Chilam Balam November 27
There was once a “good time“ for the Maya, before the Conquest, when legend held that the rocks were soft and could be moved by whistling, when a single kernel of corn could feed a whole family, when the generations rolled on two giant celestial wheels, with eternal divine guidance. Then came the goddamned Spaniards.
They brought with them their swords and guns, their bloody contagions, their white Deity and His killing crucifix. The Catholics added Him to the pantheon of Amerindian gods—San Miguel and San Gabriel came to animate the native spirits of the rains and the animals. White wooden crosses proliferated in the cities of Merida and Valladolid, and in the jungle frontier of Yucatan. For the Maya slaves, possession of a holy native idol was a crime punishable by death, but no one could begrudge a man for keeping a white cross. It was the Christian thing to do. The Spaniards never realized that the Catholic idol was speaking to the Maya in an altogether different language.
By his own account, Father Diego de Landa of the Yucatan Inquisition was a changed man in his waning years. Starting in 1549, barely eighteen months after the conquest, he spent the next thirteen years as a zealous Franciscan priest, launching a bloody genocidal campaign in his capacity as omnipotent Bishop of Yucatan—torture, destruction, enslavement, all the usual fare for a brutal tyrant. He shattered the false idols, erased the vital images, dismantled the stone temples, victimized the lost souls—in the name of Christianity.

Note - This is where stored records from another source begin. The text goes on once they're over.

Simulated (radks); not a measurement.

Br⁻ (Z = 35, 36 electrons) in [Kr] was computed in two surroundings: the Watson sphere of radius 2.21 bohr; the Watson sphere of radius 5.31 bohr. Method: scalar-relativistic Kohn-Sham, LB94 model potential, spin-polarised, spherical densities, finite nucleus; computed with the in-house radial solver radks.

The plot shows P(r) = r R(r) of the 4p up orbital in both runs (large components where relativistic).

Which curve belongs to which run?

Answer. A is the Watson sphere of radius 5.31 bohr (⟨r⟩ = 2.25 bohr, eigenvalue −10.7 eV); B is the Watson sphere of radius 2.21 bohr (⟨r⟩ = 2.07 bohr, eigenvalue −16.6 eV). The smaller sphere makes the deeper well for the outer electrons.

Then he burned all the books, evidently tens of thousands of them. Some claim many were saved and hidden from the nonbelievers. Nothing like a good book-burning to stir the ire of a suppressed population. Indeed, Diego de Landa fairly succeeded in removing all traces of Maya recorded history. By removing their written language, he effectively eradicated their memory.
Only years after this, in 1566, did the friar put quill to parchment and write a detailed description of the Maya he had come to know during their final throes. For those with anthropological interests, his small book provides a unique window into the lives, rituals, language, numeracy, and customs of these people—on the eve of their terrible subjugation. The fact that he composed this text much later, entirely from memory—he was, by then, an old man living in Spain—scholars dispute the accuracy of his accounts. They most certainly dispute his motivations. Was this book a legitimate act of contrition, as his defenders assert? By taking pains to document the lost lives of a people betrayed, was he truly confessing his monstrous sins, his mutated piety, his misguided holy mission?
No, replies the chorus of critics. Instead, his change of heart sprang from the evolving policy regarding native conversions. Such genocidal methods had fallen from favor by 1560, and his reputation was in free fall. To the end, he was a politician dedicated to self-preservation, and he wrote a book that would not be burned.
Just in case there is any suggestion of some newfound communion with the Maya, one need only consult the treacherous correspondence (presently housed in the Hispanic Society Museum of New York), in which the Bishop forges a letter that sings his own praise to the Spanish King, signed by Maya elders under pain of death. Only days later, these very same wise men managed to send their own letter to the King. “Your Catholic Bishop is a madman,“ is essentially what it said. They never lived to receive a response.
In 1847, almost three centuries to the day after Montejo’s capture of T-Ho, afterward to be the site of colonial Merida, the ancestral descendants of Yucatan raised machetes and contraband muskets against the Latinos, both European and Creole and Mestizo, all of them, using their own god as the rationale:
“You were always recommending the name of God to us, yet you never believed in His name, and now you are not prepared nor have you the courage to accept the exchange for your blows. If we are killing, you first showed us the way.“
“Kill those who have shirts!“ cried one warrior. Thousands laid torch to the cane fields and the henequen twine plantations. They cut the telegraph lines, and they poisoned the Cenote water sources. They tortured the men and defiled the women and beheaded the children. They met genocide with genocide. It was the Christian thing to do.
“The whites say they do not believe in Jesus Christ, because they have burned the cornfield. If we die at the hands of the whites, patience. The whites think that these things are all ended, but never. It is so written in the book of Chilam Balam, and so even has said Jesus Christ.“
The immortalized words of the 16th-century Maya prophet foresaw the coming of the conquistadors and, in the 19th-century, starting in Valladolid, the 40-year Caste War of the Talking Crosses—and everything that followed on the peninsula:
Eat, eat, thou hast bread;
Drink, drink, thou hast water;
On that day, dust possesses the earth;
On that day, a blight is on the face of the earth;
On that day, a cloud rises,
On that day, a mountain rises,
On that day, a strong man seizes the land;
On that day, things fall to ruin,
On that day, the tender leaf is destroyed,
On that day, the dying eyes are closed.
On that day, three signs are on a tree,
On that day, three generations hang there,
On that day, the battle flag is raised,
And they are scattered afar in the forests.
On that day, the battle flag is raised,
And they are scattered afar in the forests.